-1

I have on the site something like this:

 <div class="latestItemIntroText">

        <div class="itemLinks">
            <div class="share">Share</div>
            <div class="dummy-div"></div>

            <div class="addthis_sharing_toolbox"></div>

        </div>
     Lorem ipsum <br /><br />
     Lorem ipsum <br /><br />
     Lorem ipsum <br /><br />
     Lorem ipsum <br /><br />

 </div>

I need to have this text Lorem ipsum only. I tryed to do this regex code like this:

</div>([\s?]+[^<]+[<br?/?>]*[^<]+[<br?/?>]*[^<]+[<br?/?>]*[^<]+)</div>

I saw that this part I repeat many times :

[^<]+[<br?/?>]* --> because I don't know how many times there will be br with lorem pisum, maybe one, maybe 10 times... is there a possibility to short this regex?

LukStorms
  • 28,916
  • 5
  • 31
  • 45
wenus
  • 1,345
  • 6
  • 24
  • 51
  • what are you doing the regex with? JS? php? – treyBake May 24 '17 at 14:36
  • Oh sorry I forgot add this info - PHP – wenus May 24 '17 at 14:37
  • 3
    that feel when people use regex for stuff they are supposed to use DOM for. clearly a x y problem – GottZ May 24 '17 at 14:39
  • Please format your code. Try adding four spaces at the beginning of your line that has the regex or wrapping in backticks (`). As it stands, I can't tell if the space in your closing div tag is supposed to be there or not. Also, don't parse html with regex. [It's generally a bad idea.](https://stackoverflow.com/a/1732454/854246) – Joseph Marikle May 24 '17 at 14:40
  • with an `innerHTML` or something like that – alessandrio May 24 '17 at 14:41
  • Your regex is all kinds of wrong anyway. – Niet the Dark Absol May 24 '17 at 14:49
  • Someone surely may post a solution that doesn't use regex. But you try to capture the tags in the regex the wrong way. `[]`is for a character class. `[yum]` captures a character that is y or u or m. Not the word `yum`. You need a capture group for it : `(yum)` or a non-capture group : `(?:yum)` or just `yum` – LukStorms May 24 '17 at 14:52
  • For example: `<\/div>(?=\s*\w)(.*?)<\/div>` – LukStorms May 24 '17 at 15:52

2 Answers2

2

Using Regex for HTML String is not a good approach, instead use DOMDocument for this.

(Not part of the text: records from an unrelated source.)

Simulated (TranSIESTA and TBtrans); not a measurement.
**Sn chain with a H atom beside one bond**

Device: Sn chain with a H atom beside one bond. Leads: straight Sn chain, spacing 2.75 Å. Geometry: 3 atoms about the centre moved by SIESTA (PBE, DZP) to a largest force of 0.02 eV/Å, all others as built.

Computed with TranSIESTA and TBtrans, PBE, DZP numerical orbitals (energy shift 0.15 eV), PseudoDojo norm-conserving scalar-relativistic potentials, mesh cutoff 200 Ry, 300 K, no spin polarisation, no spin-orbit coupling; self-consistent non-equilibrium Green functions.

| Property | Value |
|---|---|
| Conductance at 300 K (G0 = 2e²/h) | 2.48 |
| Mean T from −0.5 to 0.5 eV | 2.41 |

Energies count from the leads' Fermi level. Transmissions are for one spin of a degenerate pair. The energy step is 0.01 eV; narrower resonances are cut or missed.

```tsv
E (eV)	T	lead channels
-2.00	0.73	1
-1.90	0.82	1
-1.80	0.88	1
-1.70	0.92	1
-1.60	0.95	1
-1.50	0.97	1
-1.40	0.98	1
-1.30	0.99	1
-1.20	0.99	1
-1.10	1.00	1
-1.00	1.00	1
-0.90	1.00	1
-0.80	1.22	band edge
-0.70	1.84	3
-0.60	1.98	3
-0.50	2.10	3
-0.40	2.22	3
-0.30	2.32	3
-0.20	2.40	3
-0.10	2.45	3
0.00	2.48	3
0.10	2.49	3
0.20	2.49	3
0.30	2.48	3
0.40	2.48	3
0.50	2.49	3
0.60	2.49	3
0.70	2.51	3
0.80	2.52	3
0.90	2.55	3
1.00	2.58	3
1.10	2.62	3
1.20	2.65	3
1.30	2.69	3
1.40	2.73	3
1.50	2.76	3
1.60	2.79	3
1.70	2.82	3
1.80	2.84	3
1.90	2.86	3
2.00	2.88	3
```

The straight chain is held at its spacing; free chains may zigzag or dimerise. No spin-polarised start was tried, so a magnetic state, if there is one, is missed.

Try this code snippet here

<?php
ini_set('display_errors', 1);
$string = <<<HTML
<div class="latestItemIntroText">

        <div class="itemLinks">
            <div class="share">Share</div>
            <div class="dummy-div"></div>

            <div class="addthis_sharing_toolbox"></div>

        </div>
     Lorem ipsum <br /><br />
     Lorem ipsum <br /><br />
     Lorem ipsum <br /><br />
     Lorem ipsum <br /><br />

 </div>
HTML;

$domDocument = new DOMDocument();
$domDocument->loadHTML($string);

$domXPath = new DOMXPath($domDocument);
$results = $domXPath->query('//div[@class="itemLinks"]');
$toRemove[]=$results->item(0);
foreach($toRemove as $removal)
{
    $removal->parentNode->removeChild($removal);
}
$results = $domXPath->query('//div[@class="latestItemIntroText"]');
print_r($results->item(0)->textContent);
Sahil Gulati
  • 15,028
  • 4
  • 24
  • 42
0

This simpler regex does work for your input. All the usual caveats about the million different ways this would break do apply.

^(?!.*(?:<div|</div>))(.+?)(?=<br\s?/>|$)
  1. Look ahead to not see any div tags, via negative lookahead.
  2. reluctantly capture text up to a <br/> or EOL, via positive lookahead.

https://regex101.com/r/ePaFrp/4/

Scott Weaver
  • 7,192
  • 2
  • 31
  • 43